MORGANTOWN — Nobody likes a crier and West Virginia has certainly seen enough of Baylor guard L.J. Cryer this season.
Baylor’s junior guard showed off some impressive shooting skills to lead the ninth-ranked Bears to a 79-67 victory over the Mountaineers on Monday inside the Ferrell Center.
He finished with 26 points and his teammates got in line behind him.
Baylor hit 14 3-pointers in all and shot 26 of 51 (51%) from the field, as WVU’s defense was a non-factor for a second consecutive game.
Cryer was coming off a 23-point game against TCU on Saturday and was also efficient in the Bears’ victory in Morgantown earlier this season, making 5 of 8 for 13 points.

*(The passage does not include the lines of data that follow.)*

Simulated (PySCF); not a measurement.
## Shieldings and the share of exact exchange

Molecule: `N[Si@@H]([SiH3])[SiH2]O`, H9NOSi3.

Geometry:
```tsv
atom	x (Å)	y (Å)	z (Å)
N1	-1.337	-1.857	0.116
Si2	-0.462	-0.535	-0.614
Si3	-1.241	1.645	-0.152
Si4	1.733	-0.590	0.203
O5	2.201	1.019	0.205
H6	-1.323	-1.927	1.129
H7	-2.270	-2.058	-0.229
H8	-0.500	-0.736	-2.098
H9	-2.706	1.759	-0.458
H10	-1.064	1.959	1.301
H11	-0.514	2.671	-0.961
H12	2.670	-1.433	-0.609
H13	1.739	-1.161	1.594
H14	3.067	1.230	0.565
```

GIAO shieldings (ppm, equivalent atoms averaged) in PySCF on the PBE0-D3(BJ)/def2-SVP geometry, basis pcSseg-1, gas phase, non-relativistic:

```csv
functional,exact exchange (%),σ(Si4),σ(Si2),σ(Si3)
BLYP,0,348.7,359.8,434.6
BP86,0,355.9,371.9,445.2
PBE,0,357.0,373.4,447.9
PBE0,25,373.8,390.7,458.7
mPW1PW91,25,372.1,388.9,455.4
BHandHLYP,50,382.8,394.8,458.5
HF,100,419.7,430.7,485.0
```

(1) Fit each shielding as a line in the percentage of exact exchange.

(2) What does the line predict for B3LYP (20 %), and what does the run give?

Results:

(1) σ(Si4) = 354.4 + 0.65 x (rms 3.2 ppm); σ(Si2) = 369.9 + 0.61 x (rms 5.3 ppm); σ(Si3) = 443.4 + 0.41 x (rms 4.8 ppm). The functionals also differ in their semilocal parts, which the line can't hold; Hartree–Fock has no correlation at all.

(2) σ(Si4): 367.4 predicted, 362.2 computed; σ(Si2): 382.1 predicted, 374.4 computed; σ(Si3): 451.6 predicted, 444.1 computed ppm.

He basically doubled his efforts this time around, and Baylor (20-6, 9-4 Big 12) moved into a first-place tie with Texas at the top of the Big 12 standings.
“They made hard shots,” WVU head coach Bob Huggins said on his radio postgame show. “We gave them some easy shots, but they made hard shots. Some of the shots they made were more than difficult.”
It was a first half that saw WVU (15-11, 4-9) hang with the Bears, who have won the last five meeting against WVU, but the Mountaineers struggled against Baylor’s zone defense.
WVU went through a stretch of 8:51 over the first 20 minutes without a field goal, prompting Huggins to change his lineup.
“I couldn’t get them to run what we needed to run,” Huggins said. “They were just standing out there. I couldn’t get them to do what I was asking them to do. That’s why I kept substituting, trying to get somebody to do what I asked them to do.”
Out came guard Erik Stevenson and forward Tre Mitchell — both have struggled to score as of late anyway — and Huggins took a hard look at backups Pat Suemnick and Seth Wilson.
Both had their moments. Suemnick came up with an impressive block that kept Jalen Bridges from getting an easy reverse lay-up and a 3-pointer from Wilson ended WVU’s field-goal drought that cut Baylor’s lead 31-27.
But the three-headed monster known as Baylor guards Adam Flagler, Keyonte George and Cryer combined for 19 first-half points and George also added seven rebounds and five assists.
And while WVU’s shooters struggled, Baylor made six of its first 11 3-point attempts.
That carried over to the second half, as Cryer connected on two more threes to open up a 42-31 early in the second half and when Bridges scored on a bank shot with 15:19 remaining, Baylor’s lead was up to 49-37.
It was just a matter of time from there, a sight the Mountaineers have seen too much of during their two-game road trip.
Following a 34-point loss at Texas just two days earlier, Baylor took advantage of WVU’s weary legs.
Cryer hit another three — he was an efficient 8 of 11 from behind the arc — and Flagler added one, too, to force Huggins to call a timeout facing a 55-39 deficit.
WVU fell to 2-7 in true road games this season, but the two losses against Baylor and Texas were the most costly.
The Mountaineers had built some momentum in recent weeks, winning five of seven, including three against national-ranked teams, but this road trip against two of the top teams in the Big 12 showed just how far the Mountaineers have to go in order to compete with the best.
West Virginia’s only real offensive threat was forward Emmitt Matthews Jr., who scored 13 of his 17 points in the second half and Joe Toussaint came off the bench to add 11 points.
Matthews has scored 50 points over his last three games.
Flagler added 13 points and Bridges, who transferred from WVU this summer, had 12 for the Bears.